CINCINNATI — A historic African American cemetery vandalized in summer 2019 will now get $400,000 from the National Park Service to start over.
“We’ve got politicians in there,” Union Baptist chairwoman Angelita Jones said of the cemetery. “We’ve got entrepreneurs in there. We’ve got a lot of firsts in there.”
Now those history makers are one step closer to having their final resting place transformed and updated.
“This was something we know for a fact will help us keep the dignity in that cemetery,” Jones said.
Union Baptist now has three years to breathe new life into the historic Price Hill cemetery, renovating the building, fixing the gate and returning toppled headstones to their former glory.

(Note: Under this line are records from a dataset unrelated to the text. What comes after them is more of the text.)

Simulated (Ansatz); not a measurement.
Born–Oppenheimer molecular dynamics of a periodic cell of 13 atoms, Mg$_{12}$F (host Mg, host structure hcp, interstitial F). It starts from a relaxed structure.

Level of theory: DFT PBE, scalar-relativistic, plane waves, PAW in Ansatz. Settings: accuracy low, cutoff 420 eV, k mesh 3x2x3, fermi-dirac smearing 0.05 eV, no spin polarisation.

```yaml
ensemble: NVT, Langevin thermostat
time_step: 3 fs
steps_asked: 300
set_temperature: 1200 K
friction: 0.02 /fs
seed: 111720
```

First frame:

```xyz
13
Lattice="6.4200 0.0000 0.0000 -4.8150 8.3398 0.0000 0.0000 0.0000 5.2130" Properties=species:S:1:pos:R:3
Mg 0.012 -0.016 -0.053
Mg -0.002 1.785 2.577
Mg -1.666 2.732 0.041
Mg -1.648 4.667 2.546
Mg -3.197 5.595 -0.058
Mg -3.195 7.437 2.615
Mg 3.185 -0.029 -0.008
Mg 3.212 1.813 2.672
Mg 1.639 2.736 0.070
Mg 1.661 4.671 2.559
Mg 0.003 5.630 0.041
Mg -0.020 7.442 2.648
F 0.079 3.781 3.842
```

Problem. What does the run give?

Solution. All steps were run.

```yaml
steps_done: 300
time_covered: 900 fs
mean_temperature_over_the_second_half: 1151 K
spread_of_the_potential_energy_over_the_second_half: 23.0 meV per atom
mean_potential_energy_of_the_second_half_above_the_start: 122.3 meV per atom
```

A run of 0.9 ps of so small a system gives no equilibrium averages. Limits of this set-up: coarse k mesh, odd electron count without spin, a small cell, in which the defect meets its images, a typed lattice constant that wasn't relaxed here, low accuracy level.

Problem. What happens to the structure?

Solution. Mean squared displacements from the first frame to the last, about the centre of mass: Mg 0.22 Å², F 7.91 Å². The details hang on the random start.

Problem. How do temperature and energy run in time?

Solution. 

“I think everybody on our team screamed,” Jones said. “I think maybe two or three days later we called each other and said, ‘I’m still screaming.’”
WCPO first brought Union Baptist’s story in August 2019, shortly after the cemetery was vandalized. At the time, they had a GoFundMe page with less than $200 dollars in pledges.
That all changed when somebody in Sen. Sherrod Brown’s office saw the story and worked with staff to secure the money for renovations.
“This cemetery, like old church cemeteries all over the country, was falling into disrepair, so we thought maybe we can do something about this,” Brown said.
In November 2019, Brown introduced a bill to preserve historic cemeteries across the country.
“I went to a Republican senator from Tennessee, Sen. (Lamar) Alexander, and talked about this with him to establish some kind of a network within the National Park Service and to use Cincinnati, use Union Cemetery and Union Baptist, as a model, and once we could do that, we got the federal money for this cemetery,” Brown said.
That’s something Union Baptist officials said could help preserve their history and future.
“This is not just African American history,” Jones said. “This is American history, because we are part of America and this is important for all of us.”